Dino Howard, Petitioner-appellant, v. United States of America, Respondent-appellee, 73 F.3d 362 (6th Cir. 1995)Annotate this Case
Before: KENNEDY, GUY and RYAN, Circuit Judges.
Dino Howard, a pro se federal prisoner, appeals a district court judgment denying his motion to vacate his sentence filed pursuant to 28 U.S.C. § 2255. The cases have been referred to a panel of the court pursuant to Rule 9(a), Rules of the Sixth Circuit. Upon examination, this panel unanimously agrees that oral argument is not needed. Fed. R. App. P. 34(a).
In February 1992, Howard pleaded guilty to conspiring to possess cocaine for distribution in violation of 21 U.S.C. § 846. The district court sentenced him to 180 months of imprisonment. A panel of this court affirmed his conviction and sentence. United States v. Howard, No. 92-1566 (6th Cir. July 2, 1993).
In his motion to vacate, Howard argued that: 1) the district court improperly determined that an unconsummated sale of cocaine constituted relevant conduct; 2) the district court violated his due process rights when it placed the burden of proving "lack of ability" to consummate a drug transaction on him; 3) counsel rendered ineffective assistance; 4) the district court erred when it did not determine that he had personally reviewed his presentence investigation report (PSI); 5) the district court improperly determined the amount of cocaine attributable to him; 6) the district court should not have sentenced him pursuant to the sentencing guidelines; and 7) the district court did not make written findings regarding his objections to the PSI. The magistrate judge filed a report, recommending that the district court deny the motion as claim 4 had already been litigated, claims 1, 2 and 5-7 had not been presented on direct appeal, and claim 3 lacked merit. Over Howard's objections, the district court adopted the magistrate judge's recommendation and denied the motion.

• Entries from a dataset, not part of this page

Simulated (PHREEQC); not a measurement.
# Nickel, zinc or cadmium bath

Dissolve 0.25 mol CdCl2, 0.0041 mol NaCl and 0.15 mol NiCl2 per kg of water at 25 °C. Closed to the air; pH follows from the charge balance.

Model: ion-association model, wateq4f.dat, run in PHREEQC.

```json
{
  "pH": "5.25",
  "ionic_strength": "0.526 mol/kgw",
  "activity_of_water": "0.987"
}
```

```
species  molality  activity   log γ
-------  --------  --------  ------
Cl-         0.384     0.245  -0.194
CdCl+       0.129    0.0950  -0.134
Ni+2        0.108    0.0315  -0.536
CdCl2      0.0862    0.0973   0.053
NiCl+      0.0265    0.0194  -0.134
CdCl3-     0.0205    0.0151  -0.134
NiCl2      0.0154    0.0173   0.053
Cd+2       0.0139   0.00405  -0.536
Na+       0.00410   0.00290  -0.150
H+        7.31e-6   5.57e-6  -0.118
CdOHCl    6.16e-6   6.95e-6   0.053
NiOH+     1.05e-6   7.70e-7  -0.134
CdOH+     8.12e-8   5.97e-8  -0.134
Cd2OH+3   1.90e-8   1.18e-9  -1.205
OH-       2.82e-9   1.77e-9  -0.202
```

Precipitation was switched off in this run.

Howard has filed two notices of appeal from both the memorandum opinion and the final judgment. On appeal, he reasserts his same claims.
Upon review, we conclude that the district court properly denied the motion to vacate. In order to obtain relief under Sec. 2255 on the basis of a constitutional error, the record must reflect an error of constitutional magnitude which had a substantial and injurious effect or influence on the proceedings. See Brecht v. Abrahamson, 113 S. Ct. 1710, 1722 (1993); United States v. Ross, 40 F.3d 144, 146 (7th Cir. 1994). In order to obtain relief on the basis of nonconstitutional error, the record must reflect a fundamental defect in the proceedings resulting in a complete miscarriage of justice or an error so egregious that it amounted to a violation of due process. See Reed v. Farley, 114 S. Ct. 2291, 2300 (1994). Technical violations of the Federal Rules of Criminal Procedure and the federal sentencing guidelines will not warrant relief. See United States v. Timmreck, 441 U.S. 780, 783-84 (1979) (technical violation of Fed. R. Crim. P. 11); Scott v. United States, 997 F.2d 340, 342-43 (7th Cir. 1993) (technical violation of sentencing guidelines).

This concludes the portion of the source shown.